Qadri indicted, says has no regrets for killing
Mumtaz Qadri, 26, who has already admitted gunning down Taseer outside a restaurant in Islamabad on January 4, was indicted on a murder charge during in-camera proceedings at Adiala Jail in the garrison city of Rawalpindi, his lawyers said.
The judge said Qadri had committed terrorism and asked him if he had intentionally killed Taseer.
Qadri claimed his action was not illegal as he had dealt with "an apostate" according to the Quran and Islamic laws, a member of the policeman`s defence team told the media.

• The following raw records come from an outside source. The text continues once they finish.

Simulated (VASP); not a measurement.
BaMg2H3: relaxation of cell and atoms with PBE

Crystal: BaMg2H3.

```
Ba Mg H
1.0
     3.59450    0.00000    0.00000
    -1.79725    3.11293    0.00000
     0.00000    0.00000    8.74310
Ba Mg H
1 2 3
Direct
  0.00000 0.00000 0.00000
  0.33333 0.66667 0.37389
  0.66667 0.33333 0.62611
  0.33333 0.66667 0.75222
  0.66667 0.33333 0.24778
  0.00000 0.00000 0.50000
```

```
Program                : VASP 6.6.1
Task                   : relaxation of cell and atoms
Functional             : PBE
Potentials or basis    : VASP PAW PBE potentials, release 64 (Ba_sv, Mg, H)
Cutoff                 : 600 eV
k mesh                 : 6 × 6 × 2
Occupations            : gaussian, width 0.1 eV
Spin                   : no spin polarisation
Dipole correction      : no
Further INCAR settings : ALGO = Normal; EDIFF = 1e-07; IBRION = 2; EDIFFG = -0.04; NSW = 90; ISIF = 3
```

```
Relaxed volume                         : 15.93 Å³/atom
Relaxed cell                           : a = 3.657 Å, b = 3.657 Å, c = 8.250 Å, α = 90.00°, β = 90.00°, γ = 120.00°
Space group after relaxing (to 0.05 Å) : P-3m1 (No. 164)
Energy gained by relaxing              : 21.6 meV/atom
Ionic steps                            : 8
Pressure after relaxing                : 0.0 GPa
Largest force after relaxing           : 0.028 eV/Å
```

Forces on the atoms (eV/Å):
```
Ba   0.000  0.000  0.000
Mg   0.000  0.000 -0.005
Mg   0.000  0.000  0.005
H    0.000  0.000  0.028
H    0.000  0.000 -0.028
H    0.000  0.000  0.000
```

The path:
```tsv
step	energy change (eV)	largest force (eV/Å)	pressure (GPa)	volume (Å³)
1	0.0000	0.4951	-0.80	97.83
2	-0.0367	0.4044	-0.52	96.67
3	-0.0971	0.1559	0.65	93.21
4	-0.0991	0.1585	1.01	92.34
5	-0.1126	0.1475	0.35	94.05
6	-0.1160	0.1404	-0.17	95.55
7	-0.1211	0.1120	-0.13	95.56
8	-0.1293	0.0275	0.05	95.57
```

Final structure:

There was confusion on whether Qadri had pleaded guilty, with some members of his defence team telling the media that he had "pleaded not guilty".
The judge scheduled the next hearing for February 26, when evidence and witnesses will be presented by the prosecution.
Prosecutors had stayed away from several earlier hearings in Qadri`s case, apparently due to security concerns.
Qadri had surrendered after firing at Taseer and said he had been angered by the politician`s opposition to the blasphemy law and his support for Asia Bibi, a Christian woman sentenced to death last year for allegedly insulting Prophet Muhammad.
Qadri was part of the security detail for Taseer, who was hit by 27 bullets.
The assassination of the liberal politician divided Pakistani society after religious hardliners and even groups of lawyers hailed Qadri as a hero.
The developments also showed how religious extremism had penetrated society, and many analysts blamed this phenomenon on laws and policies introduced by the regime of late military ruler Zia-ul-Haq.
Some persons came to Adiala Jail with Valentine`s Day cards and flowers today to express their support for Qadri.
At earlier court appearances, Qadri was feted and showered with rose petals.